Key Takeaways
- David Woodcock assumes role as SEC enforcement director on May 4
- Margaret Ryan’s March resignation followed reported disputes over cryptocurrency investigations
- Congressional leaders demand clarification on alleged pressure to abandon cases involving Trump associates
- SEC withdrew enforcement actions against Justin Sun, Coinbase, Kraken, and Binance following administration change
- Recent SEC enforcement report characterized previous crypto regulatory actions as legal overreach
The Securities and Exchange Commission has announced David Woodcock as its incoming enforcement division leader, with his tenure beginning May 4. His appointment follows Margaret Ryan’s March departure, which came after alleged disagreements with commission leadership regarding cryptocurrency enforcement priorities.
Woodcock currently holds a partnership position at Gibson, Dunn and Crutcher, leading the firm’s Securities Enforcement Practice Group. His SEC experience includes directing the Fort Worth regional office between 2011 and 2015.
Prior to his 2023 move to Gibson Dunn, Woodcock maintained a teaching position at Texas A&M University for more than ten years. His professional history also encompasses roles as assistant general counsel with ExxonMobil and securities litigation partner at Jones Day.

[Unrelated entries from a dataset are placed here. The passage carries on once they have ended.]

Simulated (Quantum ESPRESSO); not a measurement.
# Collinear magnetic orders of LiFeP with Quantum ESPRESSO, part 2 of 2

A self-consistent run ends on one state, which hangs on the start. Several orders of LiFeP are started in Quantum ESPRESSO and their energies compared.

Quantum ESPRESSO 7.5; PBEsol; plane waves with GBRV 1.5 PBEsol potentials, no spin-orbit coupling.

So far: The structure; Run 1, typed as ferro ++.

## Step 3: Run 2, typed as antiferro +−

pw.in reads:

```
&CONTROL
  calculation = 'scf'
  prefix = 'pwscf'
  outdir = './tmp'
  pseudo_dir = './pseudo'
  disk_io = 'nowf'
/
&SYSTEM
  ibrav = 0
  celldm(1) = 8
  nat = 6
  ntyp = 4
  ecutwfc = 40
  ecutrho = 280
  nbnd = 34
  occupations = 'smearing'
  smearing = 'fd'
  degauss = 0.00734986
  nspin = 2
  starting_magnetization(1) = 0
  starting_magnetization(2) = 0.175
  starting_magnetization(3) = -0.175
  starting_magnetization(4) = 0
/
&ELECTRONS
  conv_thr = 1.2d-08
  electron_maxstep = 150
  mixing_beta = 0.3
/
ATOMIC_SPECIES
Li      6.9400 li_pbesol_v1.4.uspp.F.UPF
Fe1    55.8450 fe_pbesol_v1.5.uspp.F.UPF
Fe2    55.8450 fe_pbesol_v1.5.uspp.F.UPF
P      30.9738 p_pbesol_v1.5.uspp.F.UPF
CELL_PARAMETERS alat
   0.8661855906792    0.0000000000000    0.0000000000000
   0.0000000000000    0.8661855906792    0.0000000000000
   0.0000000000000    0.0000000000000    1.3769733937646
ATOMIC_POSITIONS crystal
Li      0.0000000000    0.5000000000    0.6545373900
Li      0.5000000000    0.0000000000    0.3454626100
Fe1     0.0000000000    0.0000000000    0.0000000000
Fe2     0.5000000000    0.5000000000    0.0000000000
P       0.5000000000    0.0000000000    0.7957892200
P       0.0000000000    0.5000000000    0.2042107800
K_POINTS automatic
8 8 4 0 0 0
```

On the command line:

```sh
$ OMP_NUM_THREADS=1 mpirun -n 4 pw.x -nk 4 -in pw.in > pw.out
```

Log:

While Woodcock lacks specific cryptocurrency enforcement experience, he contributed to a 2017 analysis examining the SEC’s initial regulatory approach to token sales.
SEC Chairman Paul Atkins commended the selection, stating the commission is “restoring Congressional intent by prioritizing cases that provide meaningful investor protection.” Woodcock expressed his commitment to “execute the Chairman’s vision.”
Ryan’s exit has triggered congressional examination. According to Reuters, she advocated pursuing fraud allegations against individuals connected to Trump’s circle, but encountered opposition from Atkins and other Republican commissioners.
Congressional Inquiry Intensifies
Two senators have officially requested Atkins provide explanations regarding potential pressure on Ryan. Democratic Senator Richard Blumenthal stated in a March 30 communication that the SEC might have demonstrated “preferential treatment for financial partners of President Trump.”
Blumenthal characterized the situation as a “pay-to-play enforcement regime” and demanded documentation and correspondence by the following week.
The dispute primarily involves Justin Sun, who created the Tron blockchain network. During the Biden presidency, the SEC filed charges against Sun and related entities for conducting unregistered securities transactions involving TRX and BTT digital assets.
Authorities further alleged Sun engaged in market manipulation through wash trading to artificially boost TRX valuations and compensated celebrities such as Lindsay Lohan and Jake Paul for promotional activities without appropriate disclosures.
Multiple Enforcement Actions Withdrawn
Following Trump’s administration transition, the SEC dismissed Sun’s case in March, although affiliated entity Rainberry agreed to a $10 million civil settlement.
Sun has demonstrated public alignment with Trump and participated in Trump-associated cryptocurrency projects, including World Liberty Financial and the $TRUMP memecoin. World Liberty Financial has likewise allocated investments to Tron.
The commission additionally abandoned proceedings against Coinbase and Kraken, both previously accused of registration violations. In May, the agency terminated its action against Binance, which faced allegations of misrepresenting trading oversight mechanisms.
Tuesday saw the SEC publish its 2025 enforcement assessment. The document claimed previous Biden-era enforcement initiatives “produced no investor benefit or protection” and labeled them a “misinterpretation of the federal securities laws.”
The assessment documented seven cryptocurrency registration enforcement matters and six broker-dealer definition cases within the current fiscal period.